Dictionaries are tested heavily in Python exams. Here's what you need to know — from key access to comprehensions to common gotchas.

Examifyr·2026·5 min read

Creating and accessing dictionaries

Dictionaries store key-value pairs. Keys must be immutable (strings, numbers, tuples). Accessing a missing key raises a KeyError.

person = {"name": "Alice", "age": 30}

print(person["name"])           # "Alice"
print(person.get("age"))        # 30
print(person.get("email"))      # None  — no KeyError
print(person.get("email", ""))  # ""   — custom default
Note: Always use .get() when the key might not exist. Using [] on a missing key raises KeyError.

Adding, updating, and deleting keys

Assignment adds or updates. del removes a key. pop() removes and returns the value.

d = {"a": 1, "b": 2}

d["c"] = 3          # add
d["a"] = 99         # update
del d["b"]          # delete (KeyError if missing)
val = d.pop("c")    # remove and return value
val = d.pop("x", 0) # safe pop with default

Iterating over dictionaries

You can iterate over keys, values, or key-value pairs. `.items()` is the most useful in exams.

scores = {"Alice": 90, "Bob": 78, "Carol": 85}

for key in scores:                # iterates keys
    print(key)

for value in scores.values():     # iterates values
    print(value)

for name, score in scores.items():  # key-value pairs
    print(f"{name}: {score}")

Dictionary comprehensions

Like list comprehensions, but produces a dictionary.

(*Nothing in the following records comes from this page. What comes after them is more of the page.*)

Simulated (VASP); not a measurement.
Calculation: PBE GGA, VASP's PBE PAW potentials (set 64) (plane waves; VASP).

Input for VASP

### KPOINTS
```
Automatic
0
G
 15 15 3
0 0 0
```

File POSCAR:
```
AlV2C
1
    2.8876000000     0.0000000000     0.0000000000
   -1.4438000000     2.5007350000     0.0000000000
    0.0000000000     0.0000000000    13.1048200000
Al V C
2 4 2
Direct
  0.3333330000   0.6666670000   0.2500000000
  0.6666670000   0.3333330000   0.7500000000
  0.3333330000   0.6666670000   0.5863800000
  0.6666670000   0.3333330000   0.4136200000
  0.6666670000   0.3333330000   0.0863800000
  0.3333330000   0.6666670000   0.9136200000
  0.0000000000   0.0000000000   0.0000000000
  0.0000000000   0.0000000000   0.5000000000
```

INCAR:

squares = {x: x**2 for x in range(5)}
# {0: 0, 1: 1, 2: 4, 3: 9, 4: 16}

# Filter: only scores above 80
top = {k: v for k, v in scores.items() if v > 80}
# {"Alice": 90, "Carol": 85}

Merging dictionaries

Python 3.9+ supports the | operator. For older Python, use .update() or **unpacking.

a = {"x": 1, "y": 2}
b = {"y": 99, "z": 3}

# Python 3.9+
merged = a | b          # {"x": 1, "y": 99, "z": 3}

# Works in all Python 3
merged = {**a, **b}     # same result
# b's values win on duplicate keys
Note: When keys overlap, the rightmost dictionary wins. This is frequently tested.

Exam tip

Know the difference between dict["key"] (raises KeyError) and dict.get("key") (returns None). Also know what .items(), .keys(), and .values() return — they return view objects, not lists.